EVERYONE thought that the Bank of Cyprus had turned the corner at the end of July when it officially exited its administration status.
In a joint statement, the Central Bank and Finance Ministry said at the time that “this development puts an end to the prolonged period of uncertainty.” Central Bank Governor Panicos Demetriades was even more expansive, saying “the exit from administration status constitutes a landmark in the banking sector’s restructuring and puts us on the right path towards economic stability.”
In September there would be an AGM and the new shareholders – those whose deposits were bailed in – would choose the new members of the board of directors, who would decide the new direction of the bank and how this would be pursued. The theory is that the new directors would have a big incentive to work for the recovery of the bank in order to recover some of the funds they had lost in the bail-in.
But it appears that Governor Demetriades has a different agenda aimed at maintaining the control he has been wielding over the bank since March. He is entitled to do this, as Laiki Bank which is under the Central Bank’s authority is the biggest shareholder in the BoC with an 18 per cent stake. There was a strong political reaction to the prospect of the Governor keeping control of the BoC and the issue was further complicated by reports that Demetriades was having meetings with lawyers representing the new shareholders of the bank, to establish their intentions. Was he vetting them before deciding whom he would allow to sit on the board?
DISY deputy Prodromos Prodromou quite rightly questioned the Governor’s motives. He said: “It is totally unacceptable for the supervisory authority of the banking sector to become involved in the formation of the board of directors of a bank he would be supervising. It is inconceivable for the supervisor to supervise a body for which, even indirectly, he had the responsibility of its selection.” Serious questions were raised about the integrity of the Central Bank, not to mention its objectivity in dealing with the BoC board, by the Governor’s involvement, Prodromou, quite rightly, pointed out.

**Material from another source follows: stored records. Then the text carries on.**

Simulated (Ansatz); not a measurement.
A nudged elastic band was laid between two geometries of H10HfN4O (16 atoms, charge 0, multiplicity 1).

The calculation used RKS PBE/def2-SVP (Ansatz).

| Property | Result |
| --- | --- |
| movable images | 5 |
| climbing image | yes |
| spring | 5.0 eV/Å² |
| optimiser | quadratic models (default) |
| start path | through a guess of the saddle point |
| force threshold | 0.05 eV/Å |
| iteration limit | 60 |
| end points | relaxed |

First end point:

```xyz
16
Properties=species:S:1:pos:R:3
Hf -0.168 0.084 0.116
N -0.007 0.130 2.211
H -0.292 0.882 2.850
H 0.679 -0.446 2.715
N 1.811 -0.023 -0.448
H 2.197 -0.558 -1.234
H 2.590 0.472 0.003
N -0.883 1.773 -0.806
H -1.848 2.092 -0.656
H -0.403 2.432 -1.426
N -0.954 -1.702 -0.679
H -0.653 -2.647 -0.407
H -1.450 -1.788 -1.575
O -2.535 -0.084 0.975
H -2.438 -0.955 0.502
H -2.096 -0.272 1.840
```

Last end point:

How could the BoC ever have a chance of returning to normalcy, when the Governor acts both as supervisor and power-broker? What chance is there of the bank regaining public confidence when it is being used as the personal fiefdom of a Governor who seems hell-bent on maintaining his control over the board? And this is a Governor whose decisions, over the last year, caused great harm to the banking sector. He would be doing the BoC’s drive to regain public confidence a big service, if he cut all his links to it and stuck to his supervisory duties.